Post by TyrannisUmbra » Fri Aug 23, 2013 12:11 pm

Kkat wrote:
Night Light wrote:What I don't totally understand is why characters would be getting bonuses, especially, as Silverlight points out, as substantial as those. Being a virtuous hero of the wasteland is supposed to be significantly harder than being an "unrepentant murderous shitbag," as Thanqol quite eloquently puts it, hence why the virtuous heroes are so rare. These bonuses for being virtuous kind of fly in the face of that as a concept. Not saying it's a bad idea or that I'm against some sort of hero points/morale alternate rules system, just food for thought.
Maybe a different kind of bonus, instead?
Maybe something closer in line to the quote from your previous post is applicable?
Mechanical benefit to choosing integrity gives you a reason to cling to it beyond roleplaying, and helps to allow heroic characters who have it to succeed in the face of overwhelming odds.

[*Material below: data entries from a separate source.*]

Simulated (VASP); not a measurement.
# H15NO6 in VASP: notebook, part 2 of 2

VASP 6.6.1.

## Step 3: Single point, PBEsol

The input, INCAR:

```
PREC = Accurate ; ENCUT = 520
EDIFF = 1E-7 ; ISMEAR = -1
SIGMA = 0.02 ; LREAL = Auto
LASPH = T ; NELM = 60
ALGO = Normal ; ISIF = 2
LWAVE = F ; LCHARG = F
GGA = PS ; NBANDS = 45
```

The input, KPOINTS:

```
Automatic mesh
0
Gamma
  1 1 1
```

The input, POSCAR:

These bonuses are already allowed only when actively upholding your virtue. It only makes sense to keep them something that gives an inner strength fueled by the power of your own conviction. To give an example, Littlepip fighting for her friends in strenuous circumstances allows her to tap hidden reserves that she may not be able to access otherwise -- In a pure gameplay perspective, the rules don't allow for this kind of surge of strength outside of the new virtue rules. I just absolutely love the idea of having rules to define this sort of thing, which is an iconic element in every traditional story of heroes. It really makes it feel like each character has their own inner potential that comes to life at peaks of character development.